Status: Open
Resolution: Unresolved
Group By push down through Join
Another transformation that benefits from RI constraints is Group By push down through joins. The transformation interchanges the order of the group-by and join operations. The benefit of pushing down a group-by is that it may reduce the number of input rows to the join. On the other hand, if the join is very selective, it might make sense to execute the group by after the join. That is why this transformation is in general applied based on cost or selectivity estimates.
However, if the join is an RI join, under certain conditions, it is safe to push down group by operation below the join. An example is shown below.
select c_customer_sk, c_first_name, c_last_name, s_store_sk, s_store_name, sum(ss.ss_quantity) as store_sales_quantity from store_sales ss, date_dim, customer, store where d_date_sk = ss_sold_date_sk and c_customer_sk = ss_customer_sk and s_store_sk = ss_store_sk and d_year between 2000 and 2002 group by c_customer_sk, c_first_name, c_last_name, s_store_sk, s_store_name
The query computes the quantities sold grouped by customer and store tables. The tables are in a star schema join. The grouping columns are a super set of the join keys. The aggregate columns come from the fact table store_sales. The group by operation can be pushed down to the fact table store_sales through the join with the customer and store tables. The join will not affect the partitions nor the aggregates computed by the pushed down group-by since every tuple in store_sales will join with a tuple in customer and store tables.

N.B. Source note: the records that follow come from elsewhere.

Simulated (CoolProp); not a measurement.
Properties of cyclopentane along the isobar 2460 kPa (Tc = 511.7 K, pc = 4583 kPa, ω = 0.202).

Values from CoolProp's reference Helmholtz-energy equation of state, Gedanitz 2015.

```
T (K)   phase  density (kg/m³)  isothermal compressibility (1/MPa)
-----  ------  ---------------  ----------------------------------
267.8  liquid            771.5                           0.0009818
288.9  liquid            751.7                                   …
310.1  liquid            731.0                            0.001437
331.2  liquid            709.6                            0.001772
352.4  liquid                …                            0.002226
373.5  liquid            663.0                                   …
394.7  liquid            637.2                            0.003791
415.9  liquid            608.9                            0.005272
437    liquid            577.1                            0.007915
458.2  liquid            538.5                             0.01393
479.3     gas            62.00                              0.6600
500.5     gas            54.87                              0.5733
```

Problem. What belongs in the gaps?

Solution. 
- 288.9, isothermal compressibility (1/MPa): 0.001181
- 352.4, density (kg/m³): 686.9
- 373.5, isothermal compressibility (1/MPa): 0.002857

select c_customer_sk, c_first_name, c_last_name, s_store_sk, s_store_name, v1.store_sales_quantity from customer, store, (select ss_customer_sk, ss_store_sk, sum(ss_quantity) as store_sales_quantity from store_sales, date_dim where d_date_sk = ss_sold_date_sk and d_year between 2000 and 2002 group by ss_customer_sk, ss_store_sk ) v1 where c_customer_sk = v1.ss_customer_sk and s_store_sk = v1.ss_store_sk
When the query is run using a 1TB TPC-DS setup, the group by reduces the number of rows from 1.5 billion to 100 million rows and the query execution drops from about 70 secs to 30 secs, a 2x improvement.